Design product experience systems
Information architecture, navigation, and consistency
TLDR
Fragmented navigation, terminology, and placement logic made complex products harder to understand.
I created repeatable systems for information architecture, vocabulary, and decision-making.
Findability improved and UX goals became easier to connect to business outcomes.
Philosophy
Experience quality is often an architecture problem before it is a screen problem. When terminology, navigation, and placement logic drift apart, people pay the tax in confusion.
I design systems that make complex environments easier to understand before the interface asks users to act.
Strategy in Action
Navigation consolidation
I led work to simplify fragmented pathways into a more coherent information architecture across complex product areas.

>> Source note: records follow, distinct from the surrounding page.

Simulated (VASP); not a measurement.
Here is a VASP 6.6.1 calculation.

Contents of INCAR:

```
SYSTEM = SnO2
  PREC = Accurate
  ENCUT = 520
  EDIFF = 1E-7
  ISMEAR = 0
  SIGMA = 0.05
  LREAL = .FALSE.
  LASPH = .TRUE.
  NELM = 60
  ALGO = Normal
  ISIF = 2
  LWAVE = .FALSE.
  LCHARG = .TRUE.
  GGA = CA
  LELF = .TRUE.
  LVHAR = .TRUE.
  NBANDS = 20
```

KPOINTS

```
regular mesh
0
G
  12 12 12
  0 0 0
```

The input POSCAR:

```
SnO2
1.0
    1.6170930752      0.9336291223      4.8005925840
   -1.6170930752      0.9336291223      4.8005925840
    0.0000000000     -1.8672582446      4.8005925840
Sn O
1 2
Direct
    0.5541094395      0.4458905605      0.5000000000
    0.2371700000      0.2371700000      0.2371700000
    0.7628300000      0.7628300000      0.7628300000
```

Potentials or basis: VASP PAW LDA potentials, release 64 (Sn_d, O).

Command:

reduced duplicated decision paths
made related workflows easier to find and understand
Shared vocabulary model
I created clearer terminology rules so related concepts behaved consistently across enterprise, business, paygo, and free experiences.
reduced language drift across surfaces
supported clearer mental models for customers and internal teams
Placement decision tree
I turned subjective navigation debates into a repeatable framework grounded in user mental models.
made placement decisions easier to defend
gave partner teams a shared way to reason about where things belong
Builder consistency review
I aligned patterns, labels, and flow logic across related experiences so customers had less to relearn.
improved consistency across related workflows
tied systems work to findability, completion, and sentiment
Outcomes: clearer navigation and stronger findability
Helped teams improve positive feedback from 71% to 92%, consolidate fragmented navigation, and connect UX goals to measurable task completion and customer sentiment.